Bug 1877367

Summary:	KubeAPIErrorsHigh firing due to "too large resource version"
Product:	OpenShift Container Platform	Reporter:	Lukasz Szaszkiewicz <lszaszki>
Component:	kube-apiserver	Assignee:	Lukasz Szaszkiewicz <lszaszki>
Status:	CLOSED ERRATA	QA Contact:	Ke Wang <kewang>
Severity:	high	Docs Contact:
Priority:	unspecified
Version:	4.6	CC:	aos-bugs, fhirtz, kewang, mfojtik, palonsor, pkanthal, rsandu, sferguso, xxia
Target Milestone:	---
Target Release:	4.6.0
Hardware:	Unspecified
OS:	Unspecified
Whiteboard:
Fixed In Version:		Doc Type:	If docs needed, set a value
Doc Text:		Story Points:	---
Clone Of:	1877346	Environment:
Last Closed:	2020-10-27 16:38:53 UTC	Type:	---
Regression:	---	Mount Type:	---
Documentation:	---	CRM:
Verified Versions:		Category:	---
oVirt Team:	---	RHEL 7.3 requirements from Atomic Host:
Cloudforms Team:	---	Target Upstream Version:
Embargoed:
Bug Depends On:
Bug Blocks:	1877346

Comment 1 Lukasz Szaszkiewicz 2020-09-09 13:20:23 UTC

Once the rebase (1.19) PR lands https://github.com/openshift/kubernetes/pull/325 the fixes (https://github.com/openshift/origin/pull/25489 and https://github.com/openshift/origin/pull/25490) will be present in 4.6.

Comment 4 Ke Wang 2020-09-22 11:10:02 UTC

(In reply to Lukasz Szaszkiewicz from comment #1)
> Once the rebase (1.19) PR lands
> https://github.com/openshift/kubernetes/pull/325 the fixes
> (https://github.com/openshift/origin/pull/25489 and
> https://github.com/openshift/origin/pull/25490) will be present in 4.6.

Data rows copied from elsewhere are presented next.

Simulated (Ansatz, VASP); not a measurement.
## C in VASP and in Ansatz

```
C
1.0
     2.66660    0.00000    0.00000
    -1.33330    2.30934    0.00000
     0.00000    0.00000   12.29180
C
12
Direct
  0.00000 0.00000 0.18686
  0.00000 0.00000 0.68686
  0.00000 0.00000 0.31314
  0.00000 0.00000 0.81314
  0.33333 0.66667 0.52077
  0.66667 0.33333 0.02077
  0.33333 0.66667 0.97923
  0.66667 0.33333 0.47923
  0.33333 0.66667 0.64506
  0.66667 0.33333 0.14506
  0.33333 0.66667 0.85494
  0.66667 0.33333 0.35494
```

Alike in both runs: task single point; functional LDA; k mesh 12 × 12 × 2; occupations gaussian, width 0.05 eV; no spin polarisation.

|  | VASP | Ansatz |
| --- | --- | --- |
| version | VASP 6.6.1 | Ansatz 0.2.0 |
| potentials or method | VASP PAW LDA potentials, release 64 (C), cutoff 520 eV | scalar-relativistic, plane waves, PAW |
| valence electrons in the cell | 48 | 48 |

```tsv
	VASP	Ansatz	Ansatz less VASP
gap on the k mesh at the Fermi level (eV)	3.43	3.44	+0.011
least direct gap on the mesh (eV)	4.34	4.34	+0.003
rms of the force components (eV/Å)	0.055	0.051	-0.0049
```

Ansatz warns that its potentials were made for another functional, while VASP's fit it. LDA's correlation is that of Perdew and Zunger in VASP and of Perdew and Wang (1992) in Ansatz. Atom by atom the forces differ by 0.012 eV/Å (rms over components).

Hi Lukasz, PR 25489 and 25490 have not been merged, could you have a look? without them merging, versification is unable to go on.

Comment 5 Ke Wang 2020-09-23 03:20:44 UTC

CC: lszaszki, PR 25489 and 25490 are 4.5 fixes, we need corresponding fixes for 4.6 here.

Comment 6 Ke Wang 2020-09-23 15:07:06 UTC

OCP 4.6 already has been re-based bump to kube 1.19 and have a master node connected to the cluster. Then, disconnect it from the network for 5 minutes, after network recovery kubelet reconnects to the Apiserver as before. Then observe kubelet's logs, such timeouts do not occur anymore.
# cat ~/test.sh 
ifconfig ens5 down
sleep 300
ifconfig ens5 up

#./test.sh &

# pwd
/var/log/pods
# grep -nr 'Timeout: Too large resource version' openshift-*
# journalctl -b -u kubelet | grep 'Timeout: Too large resource version'

Comment 8 errata-xmlrpc 2020-10-27 16:38:53 UTC

Since the problem described in this bug report should be
resolved in a recent advisory, it has been closed with a
resolution of ERRATA.

For information on the advisory (OpenShift Container Platform 4.6 GA Images), and where to find the updated
files, follow the link below.

If the solution does not work for you, open a new bug report.

https://access.redhat.com/errata/RHBA-2020:4196